It can be considered as a discrete equivalent of the Laplace transform. This similarity is explored in the theory of time scale calculus.

The Z-transform was introduced, under this name, by Ragazzini and Zadeh in 1952. The modified or advanced Z-transform was later developed by E. I. Jury, and presented in his book Sampled-Data Control Systems (John Wiley & Sons 1958). The idea contained within the Z-transform was previously known as the "generating function method".

## Definition

The Z-transform, like many integral transforms, can be defined as either a one-sided or two-sided transform.

### Bilateral Z-transform

The bilateral or two-sided Z-transform of a discrete-time signal x[n] is the function X(z) defined as

$X(z) = \mathcal{Z}\{x[n]\} = \sum_{n=-\infty}^{\infty} x[n] z^{-n} \$

where n is an integer and z is, in general, a complex number:

$z = A e^{j\varphi} = A ( \cos{\varphi} + j\sin{\varphi} )$
where A is the magnitude of z, and φ is the complex argument (also referred to as angle or phase) in radians.

### Unilateral Z-transform

Alternatively, in cases where x[n] is defined only for n ≥ 0, the single-sided or unilateral Z-transform is defined as

$X(z) = \mathcal{Z}\{x[n]\} = \sum_{n=0}^{\infty} x[n] z^{-n} \$

In signal processing, this definition is used when the signal is causal.

An important example of the unilateral Z-transform is the probability-generating function, where the component $x[n]$ is the probability that a discrete random variable takes the value $n$, and the function $X(z)$ is usually written as $X(s)$, in terms of $s = z^{-1}$. The properties of Z-transforms (below) have useful interpretations in the context of probability theory.
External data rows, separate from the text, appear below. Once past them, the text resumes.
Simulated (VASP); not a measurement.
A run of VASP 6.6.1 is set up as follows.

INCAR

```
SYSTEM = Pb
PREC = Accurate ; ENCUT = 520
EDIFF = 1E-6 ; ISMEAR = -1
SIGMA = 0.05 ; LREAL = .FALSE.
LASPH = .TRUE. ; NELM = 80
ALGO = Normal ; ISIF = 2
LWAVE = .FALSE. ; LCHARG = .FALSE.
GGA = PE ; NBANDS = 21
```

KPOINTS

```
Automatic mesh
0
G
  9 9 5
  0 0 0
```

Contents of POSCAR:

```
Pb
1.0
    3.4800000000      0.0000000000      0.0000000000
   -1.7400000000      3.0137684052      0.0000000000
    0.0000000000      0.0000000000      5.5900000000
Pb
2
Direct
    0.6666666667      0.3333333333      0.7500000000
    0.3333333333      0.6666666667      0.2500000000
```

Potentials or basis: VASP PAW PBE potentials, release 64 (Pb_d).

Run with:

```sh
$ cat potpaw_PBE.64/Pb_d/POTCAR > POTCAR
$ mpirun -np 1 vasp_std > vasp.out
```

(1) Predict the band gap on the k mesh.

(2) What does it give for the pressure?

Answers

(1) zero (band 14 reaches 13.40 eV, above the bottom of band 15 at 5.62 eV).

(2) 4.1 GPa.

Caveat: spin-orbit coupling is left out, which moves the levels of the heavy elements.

### Geophysical Definition

In geophysics, the usual definition for the Z-transform is a polynomial in z as opposed to $z^{-1}$. This convention is used by Robinson and Treitel and by Kanasewich. The geophysical definition is

$X(z) = \mathcal{Z}\{x[n]\} = \sum_{n} x[n] z^{n} \$

The two definitions are equivalent; however, the difference results in a number of changes. For example, the location of zeros and poles move from inside the unit circle, using one definition, to outside the unit circle, using the other definition (and vice versa). Thus, care is required to note which definition is being used by a particular author.

## Inverse Z-transform

The inverse Z-transform is

$x[n] = \mathcal{Z}^{-1} \{X(z) \}= \frac{1}{2 \pi j} \oint_{C} X(z) z^{n-1} dz \$

where $C \$ is a counterclockwise closed path encircling the origin and entirely in the region of convergence (ROC). The contour or path, $C \$, must encircle all of the poles of $X(z) \$.

A special case of this contour integral occurs when $C \$ is the unit circle (and can be used when the ROC includes the unit circle). The inverse Z-transform simplifies to the inverse discrete-time Fourier transform:

$x[n] = \frac{1}{2 \pi} \int_{-\pi}^{+\pi} X(e^{j \omega}) e^{j \omega n} d \omega \$ .

The Z-transform with a finite range of n and a finite number of uniformly-spaced z values can be computed efficiently via Bluestein's FFT algorithm. The discrete-time Fourier transform (DTFT) (not to be confused with the discrete Fourier transform (DFT)) is a special case of such a Z-transform obtained by restricting z to lie on the unit circle.

## Region of convergence

The region of convergence (ROC) is the set of points in the complex plane for which the Z-transform summation converges.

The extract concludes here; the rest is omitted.